In 2026 Relativity Space Will Match the SpaceX Falcon 9

Relativity Space built and launched the world’s first 3D printed rocket, Terran 1, and is building the Terran R, a reusable Falcon 9 class launch vehicle. As of April 2023, Relativity Space has raised $1.6 billion in funding from investors including BlackRock, Sand Hill Angels, and Mark Cuban. Relativity Space has a backlog.

SpaceX Falcon 9 has flown over 200 times and some of the booster stages have flown 20 times. SpaceX falcon 9 is more proven than the Space Shuttle was. Relativity is trying to be the backup or alternative to SpaceX. Relativity has to catchup to Rocket Labs. Rocket Labs has had more successful launches.

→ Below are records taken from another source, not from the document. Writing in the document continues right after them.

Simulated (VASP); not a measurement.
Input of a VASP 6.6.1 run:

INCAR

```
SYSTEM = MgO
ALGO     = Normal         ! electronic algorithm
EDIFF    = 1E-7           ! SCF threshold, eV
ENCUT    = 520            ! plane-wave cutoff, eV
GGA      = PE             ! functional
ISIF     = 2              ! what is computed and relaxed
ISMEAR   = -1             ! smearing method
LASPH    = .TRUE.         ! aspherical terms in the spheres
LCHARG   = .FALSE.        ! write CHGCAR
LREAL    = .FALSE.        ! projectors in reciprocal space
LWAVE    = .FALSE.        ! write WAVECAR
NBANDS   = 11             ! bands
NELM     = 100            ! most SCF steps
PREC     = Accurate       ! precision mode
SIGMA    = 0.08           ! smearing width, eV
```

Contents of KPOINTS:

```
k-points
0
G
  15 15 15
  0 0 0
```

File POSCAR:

The Terran R is targeting a 2026 launch. It is two-stage, 270-foot-tall rocket with an 18-foot diameter and a 5-meter payload fairing. Terran R is a Falcon 9 class vehicle with a reusable first stage. Terran R will be able to launch 23,500kg to Low Earth Orbit (LEO) or 5,500kg to a Geosynchronous Transfer Orbit (GTO), both with downrange landing, or up to a maximum payload of 33,500kg to LEO in expendable configuration. Horizontal integration to the vehicle will be supported through a standard Payload Attach Fitting (PAF) interface, with payload integration configurations available for clusters of constellation satellites, single large satellites, or other unique spacecraft.

Designed for rapid reusability and development iteration speed, Terran R is a 3D printed rocket, with initial versions using aluminum alloy tank straight-section barrels in a hybrid manufacturing approach, which allows Relativity to meet the rapid launch and ramp rate timelines necessary to serve overwhelming market demand, including servicing Relativity’s signed customer backlog of over $1.8B in Launch Service Agreements (LSA’s) and additional several billion dollars in active customer LSA dialogue. Relativity signed new agreement with Intelsat in 2023.

Relativity is also building a new launch facility in Florida.

Each Terran R requires approximately 6 times more 3D printing by mass than Terran 1. 3D printing technology for Terran R is strategically used to reduce vehicle complexity and improve manufacturability, with continued company focus on redefining what is possible with large scale additive manufacturing after successfully proving the viability of 3D printed rockets with Terran 1. Initially, Terran R will use the same proprietary printed aluminum alloy as flown on Terran 1 with a focus on supply chain scaling. However, a third-generation aluminum alloy, designed for improved performance of an orbital vehicle mission life beyond 20 reusable flights, is in active development, which is accelerated by the aid of artificial intelligence-based alloy discovery tools.

Terran R’s first stage will be outfitted with 13 3D-printed gas generator cycle Aeon R LOx/Methane rocket engines each capable of 258,000 lb. sea level thrust, while its second stage houses a single LOx/Methane Aeon Vac engine with 279,000 lb. vacuum thrust. These engines benefit from Relativity’s advanced experience developing gas generator engines and vehicle stages with the oxygen/methane propellant combination. The engine composition on the first stage is comprised of four outer fixed engines aligned underneath four landing legs, and nine center gimbaled engines, providing enhanced reliability on vehicle ascent with engine-out capability. On both Terran R stages, the LOx propellant tanks are forward of the methane tanks, separated by a printed common dome. Subcooled cryogenic propellants are used on all parts of the vehicle except for the first stage liquid oxygen system, where subcooling is not necessary to meet performance goals. Both stages use a cryogenic helium pressurization system to enable better press authority when engines are not turned on by reducing ullage collapse. The vehicle also features an in-house developed pneumatic pusher stage separation system.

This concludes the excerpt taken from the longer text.